What is a 13-week cash flow forecast?

A rolling, week-by-week projection of cash inflows, outflows, and opening/closing balances covering roughly one quarter at a time. Each week a new week is added at the end and the oldest week drops off, keeping a constant 13-week forward view.

How accurate is a rolling 13-week forecast?

Typically above 95% accurate in weeks 1–4, 85–90% in weeks 5–8, and 70–85% in weeks 9–13. Accuracy improves automatically as each week rolls closer, since the forecast is refreshed weekly rather than built once.

Do I need software, or can I use Excel for liquidity planning?

Excel works well for a single-entity business with a disciplined weekly update habit. Specialised software starts paying for itself with multiple entities or currencies, high transaction volume, or when no one reliably does the manual weekly update.

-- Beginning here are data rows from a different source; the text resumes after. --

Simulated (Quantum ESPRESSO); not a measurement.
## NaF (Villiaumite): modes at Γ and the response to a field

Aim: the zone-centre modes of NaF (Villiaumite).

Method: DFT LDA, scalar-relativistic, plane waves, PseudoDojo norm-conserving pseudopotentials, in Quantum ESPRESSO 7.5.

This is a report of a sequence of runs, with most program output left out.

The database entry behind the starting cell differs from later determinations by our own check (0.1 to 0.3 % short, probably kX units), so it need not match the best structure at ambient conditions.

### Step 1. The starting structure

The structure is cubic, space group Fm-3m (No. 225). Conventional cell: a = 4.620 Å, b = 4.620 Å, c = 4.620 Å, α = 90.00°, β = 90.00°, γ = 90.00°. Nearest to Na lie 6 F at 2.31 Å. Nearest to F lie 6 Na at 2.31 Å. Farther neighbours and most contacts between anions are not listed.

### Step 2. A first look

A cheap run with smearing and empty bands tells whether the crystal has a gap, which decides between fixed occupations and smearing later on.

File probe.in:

Does DATEV include liquidity planning?

DATEV offers a licensable Liquiditätsplanung module and provides accurate historical transaction data, but it does not automatically build forward-looking payment assumptions — someone still needs to own the forecasting logic on top of the base data.

When should a company bring in an interim controller for liquidity planning?

When the business needs a reliable 13-week forecast process built and run through several cycles, but doesn't need to hire that capability permanently — typically because a bank has asked for one, or a company is heading into a funding round or credit renewal and doesn't yet have the discipline in place.